SAS Programming

David_Billa · Posted 02-25-2023 01:17 PM

Is there any better method other than shown below 'select distinct' method to create table in database from SAS? I tried proc summary but it's failing on some of the larger tables

%macro test_loop(
  type_list = 
);  
  proc sql noprint;  
    connect using &db_lib as _snow_temp;

      execute(
        create or replace table &schema_temp..&prompt_tbl_name as
          select distinct &current_distinct_var_list
          from &schema_temp..&source_tbl
        ;
      ) by _snow_temp;
            
      create table DATA.&prompt_table_name as
        select * from connection to _snow_temp (
          select *
          from &schema_temp..&prompt_tbl_name;
        )
      ;
      
    %end;    
  quit;
%mend test_loop;

%let type_list =   
  product_family*upn 
  product_family*region 
  plant_id*batch 
  batch*region 
  batch*event_region  
;
%test_loop(
  type_list = &type_list
)

Patrick · Posted 02-25-2023 07:09 PM

If you just need the distinct list of rows on the SAS side and you've got a libname defined then code as below would do the job as well.

options sastrace=',,,d' sastraceloc=saslog nostsuffix;
LIBNAME <libref> snow <connection-options> <LIBNAME-options>;

proc sql noprint;  
  select distinct &current_distinct_var_list
  from <libref>.&source_tbl
  ;
quit;

SAS will attempt to push as much of the processing as possible to the database.

The options set in the sample code above will show you in the SAS log what has been pushed to the database.

As long as you don't use SAS functions that SAS can't translate into database functions the whole SQL will run in snowflake.

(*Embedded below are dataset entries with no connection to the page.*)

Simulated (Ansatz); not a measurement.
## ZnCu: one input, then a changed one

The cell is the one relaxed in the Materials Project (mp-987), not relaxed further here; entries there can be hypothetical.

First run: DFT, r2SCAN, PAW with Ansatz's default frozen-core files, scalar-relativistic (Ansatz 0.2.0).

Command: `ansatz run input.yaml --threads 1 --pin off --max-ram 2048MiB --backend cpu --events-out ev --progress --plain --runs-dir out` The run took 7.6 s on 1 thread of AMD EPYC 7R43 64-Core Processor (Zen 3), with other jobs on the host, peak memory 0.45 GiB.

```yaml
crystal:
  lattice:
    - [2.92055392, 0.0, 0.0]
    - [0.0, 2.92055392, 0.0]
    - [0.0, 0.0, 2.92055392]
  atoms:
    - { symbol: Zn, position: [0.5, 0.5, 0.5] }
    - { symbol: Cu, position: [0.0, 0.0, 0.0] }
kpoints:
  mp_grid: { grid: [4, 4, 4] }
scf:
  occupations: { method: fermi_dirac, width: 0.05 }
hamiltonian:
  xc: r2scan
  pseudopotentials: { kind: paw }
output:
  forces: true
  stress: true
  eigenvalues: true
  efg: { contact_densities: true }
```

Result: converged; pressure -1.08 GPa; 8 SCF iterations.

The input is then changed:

Which functions SAS can push to the database is documented here.

View solution in original post

Tom · Posted 02-25-2023 01:26 PM

Do you actually need to create both a SNOWFLAKE table

create or replace table &schema_temp..&prompt_tbl_name

and a SAS dataset?

create table DATA.&prompt_table_name as

If you only want to create the dataset then skip the step to create the table and just use that query in the second step.

      create table DATA.&prompt_table_name as
        select * from connection to _snow_temp (
          select distinct &current_distinct_var_list
          from &schema_temp..&source_tbl
        )
      ;

David_Billa · Posted 02-25-2023 08:28 PM

Yes, I was asked to create the tables as shown in initial post.

However I'd like to seek your help to improve the code further with any
efficient method available.

Patrick · Posted 02-25-2023 08:56 PM

The code portion that creates the table in snowflake is 100% Snowflake SQL. If you believe that doesn't perform good enough then you need to consult the Snowflake documentation or ask a question in a Snowflake forum.

For loading data from a database to SAS there are normally three things you can look into to improve elapsed times.

1. Setting of SAS library parameter readbuff (default is almost always too low)

2. Database starting to send the data before the query completes (that's a database setting so Snowflake docu/forum; not sure what's applicable for Snowflake)

3. Increase parallelism (that's again fully on the database side so Snowflake docu/forum; given it's Snowflake likely already set "optimal").

Additionally (and not sure what applies to Snowflake) you could also look into "dirty reading" (uncommited read) and if commited read how many times you commit (look also into SAS options for autocommit and libname option dbcommit). Less commits will improve performance as long as you can be confident that there aren't write operations happening on the table while you're reading.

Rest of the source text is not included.